RobertB-DC writes "The BBC reports that a Edinburgh University team has received a grant to research Wind-Powered Rainmaking Machines. You have to have winds blowing towards a mountainous coastline, but the article says that the Red Sea and the Persian Gulf are well-suited. For a cautionary note, though, the BBC includes a link to the story of a 1952 cloud-seeding experiment gone terribly wrong."

9 of 253 comments (clear)

  1. Cool. by Hawthorne01 · · Score: 5, Funny

    This is good news for my grant application to deploy a sand-making machine in Algeria.

    --
    "Only two things are infinite, the universe and human stupidity, and I'm not sure about the former."
  2. Re:So.. by atomicdragon · · Score: 5, Informative

    I guess the US has already tried to use this as a weapon. I came across this article where rain making was used in Vietnam. The UN has also already banned the use of weather control as a weapon. So much for the weather machine in Command and Conquer.

  3. I dunno by Reality+Master+101 · · Score: 5, Insightful

    North Devon experienced 250 times the normal August rainfall in 1952. [...] She recalls: "Mum identified her by this huge wart on her back because she hadn't got no head, or arms, or legs when they found her".

    I hate to be skeptical, but... the article seems to imply that this rain making experiment caused all this water to suddenly fall out of the sky. But what makes my "bullshit" meter go off is whether there is that much water in the air in the first place. I mean, 250 times the normal rainfall? I could see if you had some natural storm system come in that just happened to have a ton of moisture, but just to create out of "thin air" (so to speak) that much water out of normal conditions just doesn't sound plausible.

    Particularly since if it were that easy, we would never have droughts.

    Something isn't adding up here.

    --
    Sometimes it's best to just let stupid people be stupid.
  4. Re:So.. by coupland · · Score: 5, Funny

    Who wants odds on how long before weather is used as a weapon in war?

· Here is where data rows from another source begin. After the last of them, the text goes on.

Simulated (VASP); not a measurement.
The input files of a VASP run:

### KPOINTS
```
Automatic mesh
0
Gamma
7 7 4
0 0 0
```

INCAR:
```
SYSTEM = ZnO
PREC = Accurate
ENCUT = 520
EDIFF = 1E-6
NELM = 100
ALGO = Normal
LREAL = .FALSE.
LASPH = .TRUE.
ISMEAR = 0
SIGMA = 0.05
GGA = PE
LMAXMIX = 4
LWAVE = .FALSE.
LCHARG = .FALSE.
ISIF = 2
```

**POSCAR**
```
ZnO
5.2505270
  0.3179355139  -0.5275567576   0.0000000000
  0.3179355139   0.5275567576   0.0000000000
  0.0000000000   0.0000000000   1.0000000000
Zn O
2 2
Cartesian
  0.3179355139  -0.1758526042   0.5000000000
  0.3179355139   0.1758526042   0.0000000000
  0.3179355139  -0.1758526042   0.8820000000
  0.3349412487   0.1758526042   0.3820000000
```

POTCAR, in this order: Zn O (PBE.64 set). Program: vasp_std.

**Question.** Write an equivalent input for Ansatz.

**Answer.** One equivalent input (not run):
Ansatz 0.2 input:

    It's real, now. No need for speculation. The secretive European Union has been launching tornadoes and hurricanes and floods against the Americans for decades, unfortunately it's only resulted in more sturdy trailer-home designs...

  5. Stealing rain? by stefanlasiewski · · Score: 5, Insightful

    Hrm...

    If you force the rain to come down, NOW, RIGHT HERE, aren't you preventing the rain from falling on your neighbors? What if there is a drought and the neighbors need the rain?

    --
    "Can of worms? The can is open... the worms are everywhere."
  6. Re:screwing with weather? by perfessor+multigeek · · Score: 5, Interesting

    Irrigation doesn't affect the weather?
    It certainly does on this planet, boyo.

    Irrigated areas create different wind profiles, put water into the atmosphere (after all, that's how plants get water, it gets pulled up through the roots into the body of the plant by the capillary force of the water that's *already* evaporating off the leaves), and usually correlate with changes in species distribution and surface temperature.
    Are these changes necessarily bad? A messy question. But they certainly take place.
    Facts, ol' son. Start by getting facts.
    Rustin

    --
    Data is the lever, rigor the fulcrum, brains the force that drives it all.
  7. Seeding the rain by nadaou · · Score: 5, Interesting

    In regards to the great flood of '52, I've got to repeat the old mantra.. "correlation does not predicate causality." (eg, "everyone who goes to the dentist dies")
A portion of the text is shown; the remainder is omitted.